Bob feared and hated his father. Robert would disappear for long periods, leaving his son with his maternal grandparents, who treated him well but without much warmth. But Robert would turn up regularly, continuing to terrorize his young son, who anticipated these arrivals with purest dread. Miserable, with no one to confide in, Bob turned inward. He learned to think through his own problems, and to choose solutions with a minimum of communication. He read a lot, skipping school and dropping out in the tenth grade. He turned a defensive shield to the world, telegraphing a shy, taciturn nature. Inside, strong opinions and emotions boiled.

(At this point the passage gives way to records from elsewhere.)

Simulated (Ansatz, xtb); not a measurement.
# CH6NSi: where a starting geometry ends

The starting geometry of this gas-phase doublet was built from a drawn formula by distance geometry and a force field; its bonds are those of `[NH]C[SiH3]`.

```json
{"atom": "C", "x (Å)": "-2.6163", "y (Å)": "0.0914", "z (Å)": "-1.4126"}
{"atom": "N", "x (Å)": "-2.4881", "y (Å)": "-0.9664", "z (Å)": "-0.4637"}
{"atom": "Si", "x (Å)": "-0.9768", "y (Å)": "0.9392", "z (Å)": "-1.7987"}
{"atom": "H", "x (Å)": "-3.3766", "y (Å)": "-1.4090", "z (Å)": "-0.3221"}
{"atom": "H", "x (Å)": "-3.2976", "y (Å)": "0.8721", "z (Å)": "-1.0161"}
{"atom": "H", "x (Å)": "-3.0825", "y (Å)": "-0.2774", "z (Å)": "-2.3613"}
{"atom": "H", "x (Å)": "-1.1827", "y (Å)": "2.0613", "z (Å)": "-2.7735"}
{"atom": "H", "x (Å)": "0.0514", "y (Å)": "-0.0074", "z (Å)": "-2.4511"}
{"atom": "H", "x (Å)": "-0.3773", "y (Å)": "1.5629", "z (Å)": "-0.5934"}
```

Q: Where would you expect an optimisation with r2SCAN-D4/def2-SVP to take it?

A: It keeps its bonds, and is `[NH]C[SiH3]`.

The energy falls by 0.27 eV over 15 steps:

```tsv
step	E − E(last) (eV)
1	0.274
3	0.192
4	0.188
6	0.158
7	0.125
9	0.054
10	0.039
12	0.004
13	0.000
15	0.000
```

Hungry for emotional bonding, he turned to the streets of his rough neighborhood in Oakland and a mixed-race crowd of friends who lived on the edge. To overcome a legacy of physical fear Bob flung himself into street brawling and other more dangerous peer rituals. One day the gang decided to burglarize the store of a Chinese merchant who dealt numbers, hoping for a big haul. They were immediately caught, and Bob was packed off to reform school for a year.
He emerged determined never to foul his life that way again. Soon after, he met Mary. To her, Bob seemed self-confident and courageous, things she felt she wasn’t. He was mature, a man of the world, not one to be manipulated by anyone. Slender, blue eyed, with rugged good looks, Bob could thank his Scottish heritage for his air of understated charm. He was not equally stricken, but he felt at ease with Mary, and she was comfortable with him. Mary’s obvious neediness and lack of self-assurance appealed to his masculine, protective side. And even though Ophelia opposed the match, Bob was at first highly impressed with the Harrisons, who, at least externally, seemed to be a large, happy, normal family—something he had never enjoyed.
Before long, Bob and Mary launched into an affair. Mary graduated from Oakland High School with barely passing grades (the only book she read through to the end was Rebecca) and took a twenty-dollar-a-week job as an elevator operator at Capwell’s department store in Oakland. She moved from home to a rented room in a hotel in Oakland, where Bob covertly spent many nights.